11

I would like to understand what is the best practice for (re)using SQL connections to a MS SQL database through RJDBC.

I can imagine three possible scenarios:

  1. Store a connection in a global variable, initialize once, use it everywhere in the code
  2. Create a new connection for every request
  3. Do something more complicated, e.g. pre-populate a pool of open connection, and (re)use connections from the pool as needed.

I'm using my code in a shiny application with several dozens clients, and I'm afraid that something bad will happen if I use method 1. So I use method 2, creating a new connection for every request with the code below.

I can see some potential downsides of this approach: performance, taxing database resources, etc. But may be I'm too cautious since R is single-threaded, even in shiny usage scenario?

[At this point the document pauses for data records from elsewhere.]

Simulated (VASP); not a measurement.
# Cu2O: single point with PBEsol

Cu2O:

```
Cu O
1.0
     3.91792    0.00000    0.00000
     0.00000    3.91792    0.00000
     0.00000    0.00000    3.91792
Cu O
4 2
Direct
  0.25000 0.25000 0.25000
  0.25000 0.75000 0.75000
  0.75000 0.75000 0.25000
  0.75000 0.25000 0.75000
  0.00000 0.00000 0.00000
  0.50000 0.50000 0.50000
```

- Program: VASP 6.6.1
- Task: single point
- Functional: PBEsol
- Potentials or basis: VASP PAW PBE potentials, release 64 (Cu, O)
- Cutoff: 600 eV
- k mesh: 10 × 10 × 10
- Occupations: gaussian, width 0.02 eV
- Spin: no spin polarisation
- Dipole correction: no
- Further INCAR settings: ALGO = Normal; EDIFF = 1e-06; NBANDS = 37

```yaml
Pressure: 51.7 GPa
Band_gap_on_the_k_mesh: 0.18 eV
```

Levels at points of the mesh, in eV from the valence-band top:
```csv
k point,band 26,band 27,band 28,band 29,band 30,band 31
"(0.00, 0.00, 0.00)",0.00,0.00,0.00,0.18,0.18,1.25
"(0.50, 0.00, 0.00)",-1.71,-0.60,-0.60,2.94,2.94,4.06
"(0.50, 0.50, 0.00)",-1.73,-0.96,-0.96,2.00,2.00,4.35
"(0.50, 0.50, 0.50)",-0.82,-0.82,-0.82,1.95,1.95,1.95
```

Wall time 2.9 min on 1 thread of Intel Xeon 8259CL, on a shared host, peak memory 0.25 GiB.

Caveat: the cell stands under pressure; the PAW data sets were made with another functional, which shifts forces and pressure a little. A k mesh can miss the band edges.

So my specific questions are:

A. Can I safely use a single connection to MS SQL database through RJDBC throughout my shiny application?

B. Are there any real downsides (memory leakage, performance, etc.) in scenario 2 above?


NewConnection <- function() {
  file = NULL
    # make it work on three different OSes - Linux, MacOS, Windows 
    for (path in c('/Users/victor/Documents/R/sqljdbc_3.0/enu/sqljdbc4.jar',
          '/home/oracle/sqljdbc_3.0/enu/sqljdbc4.jar',
          'C:/Projects/jdbc/sqljdbc_4.0/enu/sqljdbc4.jar')) {
      if (file.exists(path)) {
        file = path
          break
      }
    }
  if (is.null(file))
    return(NULL)
  else {
    drv <- JDBC("com.microsoft.sqlserver.jdbc.SQLServerDriver", file)
      passwd <- GetUserNamePassword()
      conn <- dbConnect(drv, "jdbc:sqlserver://sql.server.address.com", 
          passwd$username, passwd$password)
      return(conn)
  }
}

P.S. Related: How to manage a database connection in an R Package

Community
  • 1
  • 1
Victor K.
  • 4,054
  • 3
  • 25
  • 38
  • 3
    Go with connection pooling. It works and has been tested extensively. This is the way to scale the database connections. – Namphibian Aug 31 '13 at 23:25
  • Thanks for the tip, @Namphibian. Since I never implemented this in R (or any other language, for that matter) - any idea on how should I start? E.g. how should I test which connections are unused? How do I "return" connection to the pool once I have used it? Any tips will be welcome. – Victor K. Sep 01 '13 at 05:58
  • 1
    Well most connection pools will handle this for you transparently. Instead of getting a connection from the driver you will just ask the connection pool. Not at computer at the moment. Will respond tomorrow with a proper answer. – Namphibian Sep 01 '13 at 08:15
  • 1
    Namphibian is right. AFAIK, unless explicitly asked for in the connectionstring, every connection will by default check the connection pool (managed by the OS) and then recycle an existing connection if available. Thus your application can 'safely' create a new connection as needed (and discard it when no longer needed). Word of warning (as you're using Java), this might only be true when your application runs under Windows; I can't tell about other OS's. – deroby Sep 14 '13 at 21:43
  • @deroby I have never heard that Windows manages a connection pool by default. Can you provide a reference? – Twinkles Dec 03 '13 at 10:22
  • @Twinkles well, admittedly, OS might not be the right word indeed; 'framework' would be a better fit. E.g. [Here](http://msdn.microsoft.com/en-us/library/8xx3tyca%28v=vs.110%29.aspx) says `By default, connection pooling is enabled in ADO.NET`. [Here](http://www.connectionstrings.com/connection-pooling/) says the same but as seen from the connection-string in general.. etc. I'm sure that more googling would simply show that pretty much any (mature) 'system/framework' will have pooling on by default. Unless you're writing your own connection layer I think it's safe to assume yours will too. – deroby Dec 03 '13 at 13:16

2 Answers2

1

Many Questions:

1) Reusing a connection is faster then establishing a new connection for every use. Depending on your code, this will speedup your application a little bit. But reusing connections is more complex. Thats the reason why many people use connection pools.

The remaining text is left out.